0

I want to parse three type of line from a file in python:

"Name" "Something to say !"
"Just a descriptive sentence"
name "Something to say !"

I want to get the name and the sentence and if there is no name just the setence. I read each line of the file use re to see if the regex match. It works pretty except for this one:

"Name" "Something to say !"

It just returns the whole thing instead of two parts.

Here is my regex :

r"(\"[a-zA-z?]*\"|[a-zA-z]*)\s\"(.+)\""
louisld
  • 323
  • 2
  • 15

2 Answers2

1

You might use a capture group for " with a backreference to either match or not match the accompanying double quote.

Then you can make the whole first part including the whitespace char optional, and match the second part between double quotes.

Note that [a-zA-z] matches more than [a-zA-Z] and the ? inside the character class matches the question mark literally.

The matches are in group 1 and group 3.

(?:(("?)[a-zA-Z]+\2)\s)?("[^"]+")
  • (?: Non capture group
    • ( Capture group 1
      • ("?) Capture an optional " in group 2
      • [a-zA-Z]+ Match a+ times a char a-zA-Z a
      • \2 A backreference to group 2 to match exactly what is matched in that group
    • )\s Close group 1 and match a whitespace char
  • )? Close the non capture group and make it optional
  • ("[^"]+") Capture group 3, match from " till "

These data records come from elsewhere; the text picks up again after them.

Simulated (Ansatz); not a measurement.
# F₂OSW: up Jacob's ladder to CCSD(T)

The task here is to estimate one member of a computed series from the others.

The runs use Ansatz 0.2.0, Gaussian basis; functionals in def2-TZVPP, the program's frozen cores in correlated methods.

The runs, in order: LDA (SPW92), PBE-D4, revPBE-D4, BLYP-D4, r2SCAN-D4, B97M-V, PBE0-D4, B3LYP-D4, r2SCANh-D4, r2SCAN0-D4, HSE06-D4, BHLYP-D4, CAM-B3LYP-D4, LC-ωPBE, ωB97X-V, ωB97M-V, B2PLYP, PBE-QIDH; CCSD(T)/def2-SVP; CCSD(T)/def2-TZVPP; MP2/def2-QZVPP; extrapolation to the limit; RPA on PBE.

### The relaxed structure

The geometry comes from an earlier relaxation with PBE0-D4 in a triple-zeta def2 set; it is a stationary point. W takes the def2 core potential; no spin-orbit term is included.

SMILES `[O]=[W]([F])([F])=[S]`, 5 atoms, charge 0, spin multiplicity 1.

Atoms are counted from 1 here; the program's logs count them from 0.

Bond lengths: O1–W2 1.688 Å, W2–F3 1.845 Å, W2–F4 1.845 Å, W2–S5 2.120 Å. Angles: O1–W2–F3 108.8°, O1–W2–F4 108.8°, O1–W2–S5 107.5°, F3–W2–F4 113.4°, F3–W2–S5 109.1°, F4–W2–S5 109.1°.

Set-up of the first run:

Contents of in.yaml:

See a regex demo | Python demo

Example using re.finditer looping the matches:

import re

regex = r"(?:((\"?)[a-zA-Z]+\2)\s)?(\"[^\"]+\")"
s = ("\"Name\" \"Something to say !\"\n"
            "\"Just a descriptive sentence\"\n"
            "name \"Something to say !\"\n"
            "\"Name\" \"Something to say !\"")

matches = re.finditer(regex, s)
for matchNum, match in enumerate(matches, start=1):
        print(f"Name: {match.group(1)} Sentence: {match.group(3)}")

Output

Name: "Name" Sentence: "Something to say !"
Name: None Sentence: "Just a descriptive sentence"
Name: name Sentence: "Something to say !"
Name: "Name" Sentence: "Something to say !"
The fourth bird
  • 154,723
  • 16
  • 55
  • 70
1

Solution

Your best option in my view is to use named capture groups. Here's how:

import re

lines = [
    '"Name" "Something to say !"',
    '"Just a descriptive sentence"',
    'name "Something to say !"'
    ]

p = re.compile(r"(\"?(?P<part1>.+?)\"? )?(\"(?P<part2>.+)\")")

for line in lines:
    m = p.search(line)
    print(m["part1"])
    print(m["part2"])

The output will be

Name
Something to say !
None
Just a descriptive sentence
name
Something to say !

Explanation

The regex (\"?(?P<part1>.+?)\"? )?(\"(?P<part2>.+)\") consists of two main parts. I'll go through the first one, (\"?(?P<part1>.+?)\"? )?. The second one is very similar.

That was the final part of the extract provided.